One of the most often overlooked parameters of direct current motors (both brush and brushless) is the Km or motor constant. The motor constant (expressed as Km) defines the ability of a motor to transform electrical power into mechanical power.

Understanding the Motor Constant in DC Motor Sizing

Warren Osak | Servo2Go

One of the most often overlooked parameters of direct current motors (both brush and brushless) is the Km or motor constant.  The motor constant (expressed as Km) defines the ability of a motor to transform electrical power into mechanical power and is a valuable tool for any project or application engineer looking to recommend a “best fit” replacement for an existing motor. Although the motor constant does not address thermal or other viscous losses, it is still useful for selecting a replacement motor that’s in the “ballpark.”

The motor constant defines the ratio of the motor torque (mechanical power) to motor input power (electrical power).  Why is the motor constant important? Because, physical motor size can be deceiving!  Although it may be intuitive to think a larger motor will be more powerful than a smaller motor, this may not always be the case.  How can we then determine which is the more powerful motor?  By calculating and comparing the motor constant of both motors.

Many times it is not possible to provide complete motor specifications to a vendor making it difficult, if not impossible, for the vendor to recommend a best fit alternative.  However if the customer can share the Kt and Rt of their existing motor, then by using the equation for calculating motor constant, a relatively good recommendation can be made.

The Motor Constant is calculated by the following equation (in English units): Km = Kt/√Rt - where Kt is the torque sensitivity (oz.-in./amp) and Rt is the terminal resistance (ohms)

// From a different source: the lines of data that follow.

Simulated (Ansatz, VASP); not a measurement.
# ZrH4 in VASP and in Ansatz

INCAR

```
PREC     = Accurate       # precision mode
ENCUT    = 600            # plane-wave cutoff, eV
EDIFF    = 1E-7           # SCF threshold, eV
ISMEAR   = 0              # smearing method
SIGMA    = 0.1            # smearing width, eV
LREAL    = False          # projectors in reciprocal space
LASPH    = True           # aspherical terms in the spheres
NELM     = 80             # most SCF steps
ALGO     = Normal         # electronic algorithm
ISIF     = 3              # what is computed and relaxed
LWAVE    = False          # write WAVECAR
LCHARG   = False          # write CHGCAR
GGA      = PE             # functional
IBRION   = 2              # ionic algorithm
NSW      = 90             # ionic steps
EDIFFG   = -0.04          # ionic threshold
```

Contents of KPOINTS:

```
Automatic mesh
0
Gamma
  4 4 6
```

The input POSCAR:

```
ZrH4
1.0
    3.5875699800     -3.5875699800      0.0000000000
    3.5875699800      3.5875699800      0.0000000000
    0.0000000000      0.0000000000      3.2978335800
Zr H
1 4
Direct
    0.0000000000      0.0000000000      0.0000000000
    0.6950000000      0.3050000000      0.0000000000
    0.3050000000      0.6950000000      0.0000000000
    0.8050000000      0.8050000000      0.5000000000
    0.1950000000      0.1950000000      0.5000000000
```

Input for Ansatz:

Units for Km are oz.-in./√watts (in English units)

Summary:

• As can be seen from the above equation, the lower the motor’s resistance the higher the Km will be.
• The motor constant (Km) is the only parameter you need to determine the capacity and efficiency of a motor.  It is basically the capacity of a motor to transform electrical power to mechanical power.  So when looking for the most efficient motor, instead of computing the efficiency of the motor simply look at the Km value.  For the same size motor the higher the Km, the more efficient the motor is.
• The Km value is not really affected by the winding selection of a motor.  So in applications where multiple windings are available and the voltage is not yet selected, first select your motor by looking at the Km value then select a motor winding based on your supply voltage.  The motor sizing will stay the same because winding selection changes Kt and Ke equally.
• Back EMF (Ke or Kv) is proportional to Kt.  So doubling Kt will also double Ke.
• Km is equal to Kt /√Rt. So if you know the motor constant (Km) and the motor resistance (Rt) you can easily derive the torque constant (Kt).

In summary, understanding the importance of the motor constant will greatly assist in the sizing and selection of a DC motor.